The exhibition HOLLANDAISE is a creative and also critical examination of such historical, global developments and their local implications.

Billie Zangewa, living in Johannesburg, incorporates photography into textile works. For HOLLANDAISE she focused on classicVlisco patterns that in Africa are popularly known by exotic (women’s) names such as Aura and Angelina.

Godfried Donkor, based in London, made a two-channel video film about his mother and her friends in Ghana, who since the 1950s have built up collections of deeply cherished textiles. These collections, regarded as an investment, also reveal their life histories.

Abdoulaye Konaté, who lives and works in Mali, incorporated Dutch Wax into a monumental textile-based representation of festive ceremonies in his country. Both the material used and the celebration scene raise issues regarding the ethnologically coloured concept of ‘authenticity’.

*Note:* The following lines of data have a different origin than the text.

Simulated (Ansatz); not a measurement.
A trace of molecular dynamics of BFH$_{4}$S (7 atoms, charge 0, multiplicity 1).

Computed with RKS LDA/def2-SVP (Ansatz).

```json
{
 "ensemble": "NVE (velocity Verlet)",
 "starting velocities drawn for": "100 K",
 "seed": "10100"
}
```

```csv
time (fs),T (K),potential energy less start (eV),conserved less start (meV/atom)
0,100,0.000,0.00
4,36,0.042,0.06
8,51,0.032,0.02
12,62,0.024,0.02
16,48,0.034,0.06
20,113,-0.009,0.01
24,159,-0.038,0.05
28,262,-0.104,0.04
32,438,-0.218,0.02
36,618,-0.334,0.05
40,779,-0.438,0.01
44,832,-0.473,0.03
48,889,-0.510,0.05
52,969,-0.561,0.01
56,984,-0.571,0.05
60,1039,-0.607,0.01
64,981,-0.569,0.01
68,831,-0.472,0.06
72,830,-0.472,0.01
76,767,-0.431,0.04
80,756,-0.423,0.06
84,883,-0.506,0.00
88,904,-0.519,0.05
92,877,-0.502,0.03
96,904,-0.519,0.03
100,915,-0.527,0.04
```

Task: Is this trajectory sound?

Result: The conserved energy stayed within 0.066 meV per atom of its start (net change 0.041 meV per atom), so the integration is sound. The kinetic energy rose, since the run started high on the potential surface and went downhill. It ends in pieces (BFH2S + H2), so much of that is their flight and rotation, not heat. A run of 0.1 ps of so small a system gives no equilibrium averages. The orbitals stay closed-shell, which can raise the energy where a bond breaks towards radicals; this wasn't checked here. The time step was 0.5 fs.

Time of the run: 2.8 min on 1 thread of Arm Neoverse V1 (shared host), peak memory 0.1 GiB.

Wendelien van Oldenborgh‘s La Javanaise was filmed in the Royal Institute for the Tropics in Amsterdam. The work addresses the inextricable link between colonialism and globalization, authenticity and imagination, performing and posing, especially in relation to the Wax Hollandais and its origins.

Willem de Rooij developed a specific, industrially manufactured wax print that subtly refers to the currents of migration and trade among Africa, Europe and Indonesia.